VCNet - a weakly supervised end-to-end deep-learning network for large-scale HR land-cover mapping

October 30, 2025 · View on GitHub

High-resolution (HR) land-cover mapping is an important task for surveying the Earth's surface and supporting decision-making in sectors such as agriculture, forestry and smart cities. However, it is impeded by the scarcity of HR high-quality labels, complex ground details and high computational cost. To address these challenges, we propose VCNet, a weakly-supervised end-to-end deep-learning network for large-scale HR land-cover mapping. It facilitates large-scale HR land-cover mapping by automatically generating HR maps using LR historical data as guidance, which fully eliminates the need for manual annotation and human intervention.

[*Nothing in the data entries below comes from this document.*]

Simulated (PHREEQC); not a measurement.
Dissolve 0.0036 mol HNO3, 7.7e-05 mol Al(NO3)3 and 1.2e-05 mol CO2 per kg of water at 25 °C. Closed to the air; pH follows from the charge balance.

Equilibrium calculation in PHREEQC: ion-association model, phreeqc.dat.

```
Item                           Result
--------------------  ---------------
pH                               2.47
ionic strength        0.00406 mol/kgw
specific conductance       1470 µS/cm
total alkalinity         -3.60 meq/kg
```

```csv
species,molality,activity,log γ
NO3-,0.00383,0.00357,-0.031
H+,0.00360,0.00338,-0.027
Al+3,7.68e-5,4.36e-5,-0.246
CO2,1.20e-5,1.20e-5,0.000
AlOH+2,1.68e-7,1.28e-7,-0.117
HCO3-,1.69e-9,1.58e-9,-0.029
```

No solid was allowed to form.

In this study, we utilize the framework to produce a 1-m HR land-cover map for Shanghai, the economic epicenter of China, with an accuracy of 72.26%. The complete 1-m resolution land-cover mapping results of Shanghai are shown below:

Environment Requirements

Hardware Requirements

NVIDIA GPU (recommended video memory ≥ 8GB)
System memory ≥ 16GB
Storage: Approximately 20GB for datasets and models

Software Dependencies

torch==1.4.0  
torchvision==0.5.0  
numpy>=1.19.5  
tqdm>=4.62.3  
tensorboard>=2.7.0  
tensorboardX>=2.5.1  
ml-collections>=0.1.0  
medpy>=0.4.0  
SimpleITK>=2.1.1  
scipy>=1.7.3  
h5py>=3.6.0  
rasterio==1.2.10  
easydict>=1.9

Dataset Preparation

The Chesapeake Bay Dataset

The Chesapeake Bay Dataset contains 1-meter resolution images and a 30-meter resolution land-cover product as the training data pairs and also contains a 1-meter resolution ground reference for assessment. Download the dataset at Microsoft's website: https://lila.science/datasets/chesapeakelandcover and put them at ./dataset/Chesapeake_NewYork_dataset.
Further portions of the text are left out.